Few churches in our fair municipality offer any form of silence, or meditative quiet. In many of our local churches, the noise levels before and during services exceed 100 db, which, in my opinion, detracts from the purpose of one being in a church. Most church services are called worship services because they are ostensibly for worshiping our God and Creator. Personally I don’t believe God confusion in place of worship
During my world travels, I’ve experienced many churches where silence and reflection are valued qualities. In Mexico, for example, no matter how much busyness and noise is outside the church, it’s usually peaceful and quiet within, with people of all ages coming in to pray and meditate. In this town, most churches are closed outside of worship hours due to vandalism, disrespect, and dare I suggest, lack of interest.

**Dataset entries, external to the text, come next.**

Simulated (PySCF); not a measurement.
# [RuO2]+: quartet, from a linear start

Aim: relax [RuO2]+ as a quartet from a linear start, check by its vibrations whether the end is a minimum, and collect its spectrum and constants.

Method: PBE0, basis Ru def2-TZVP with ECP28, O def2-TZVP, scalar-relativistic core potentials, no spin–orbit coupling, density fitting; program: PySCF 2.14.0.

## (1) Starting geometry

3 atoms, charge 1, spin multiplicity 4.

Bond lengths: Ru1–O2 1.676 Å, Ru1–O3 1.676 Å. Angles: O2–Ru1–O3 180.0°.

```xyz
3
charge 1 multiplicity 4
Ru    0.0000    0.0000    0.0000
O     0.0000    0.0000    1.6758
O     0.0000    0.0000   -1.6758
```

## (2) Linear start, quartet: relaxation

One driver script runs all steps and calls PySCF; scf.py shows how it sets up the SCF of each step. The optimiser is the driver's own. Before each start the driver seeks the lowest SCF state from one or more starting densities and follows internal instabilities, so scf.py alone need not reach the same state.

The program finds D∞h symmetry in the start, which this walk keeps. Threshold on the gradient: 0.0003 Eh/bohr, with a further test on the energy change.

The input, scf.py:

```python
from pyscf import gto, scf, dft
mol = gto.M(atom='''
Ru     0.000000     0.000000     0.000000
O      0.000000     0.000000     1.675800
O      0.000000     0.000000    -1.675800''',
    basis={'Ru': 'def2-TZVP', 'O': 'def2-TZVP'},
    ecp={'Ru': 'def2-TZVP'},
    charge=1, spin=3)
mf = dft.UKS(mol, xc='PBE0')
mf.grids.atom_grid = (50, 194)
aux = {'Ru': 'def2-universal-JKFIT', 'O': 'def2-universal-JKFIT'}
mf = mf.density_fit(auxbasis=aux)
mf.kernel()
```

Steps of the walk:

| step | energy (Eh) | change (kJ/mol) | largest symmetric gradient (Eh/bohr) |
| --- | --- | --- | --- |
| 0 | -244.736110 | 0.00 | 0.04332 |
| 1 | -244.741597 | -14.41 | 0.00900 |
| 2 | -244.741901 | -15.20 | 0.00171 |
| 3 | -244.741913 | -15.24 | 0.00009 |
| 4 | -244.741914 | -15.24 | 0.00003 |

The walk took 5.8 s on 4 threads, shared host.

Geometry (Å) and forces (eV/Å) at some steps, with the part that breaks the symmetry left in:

With joy I discovered St. Mary’s Episcopal Church has begun offering an Evening of Silence at their lovely sanctuary at Tudor and Lake Otis. Organized by member Heidi Marlowe, a lay monastic, it was initially announced to parishioners by internal church media, and word of mouth. Their first Evening of Silence was held this past Thursday evening, 6:30-7:30 pm. The church was dimly lit, except for service candles, and attendees were given a printed vesper booklet to use as they saw fit for their time there.
Ms. Marlowe prepared the booklet using the Liturgical Press ‘Shorter Breviary’ based on the Rule of Benedict. It uses a two-week Psalm cycle, which Marlowe also conformed to the Book of Common Prayer. Her booklet, titled “A Vespers Office for a Thursday”, starts with a prayer, and includes an Ambrosian Hymn, Psalmody using three Psalms (with Antiphons), a short NT Reading and Responsory, the Magnificat, a Litany, the Lord’s Prayer, the Kyrie, a Concluding Prayer, and the Final Blessing. Most of those present, but not all, used the booklet. (see link to booklet at bottom)
The time was truly one of silence, reflection, meditation, and prayer. I was reminded of Christ’s words, “My house shall be called a house of prayer…”.
Michael Burke, rector of St Mary’s, responding to my question about his impressions about the Evening of Silence said, “Given everything going on in the world right now, silence is probably the most counter cultural thing a person could do.” He also shared the Francois Fenelon quote, “There is also a modification of prayer, which may be termed the prayer of silence. This is a prayer too deep for words. The common form of silent prayer is voluntary. In the prayer of contemplative silence, the lips seem to be closed almost against the will.”
It was a time of refreshing for me, long overdue in my fast-paced, noisy existence. I’m looking forward to the next “Evening of Silence” at St. Mary’s and will announce it in these pages. Thank you St. Mary’s community.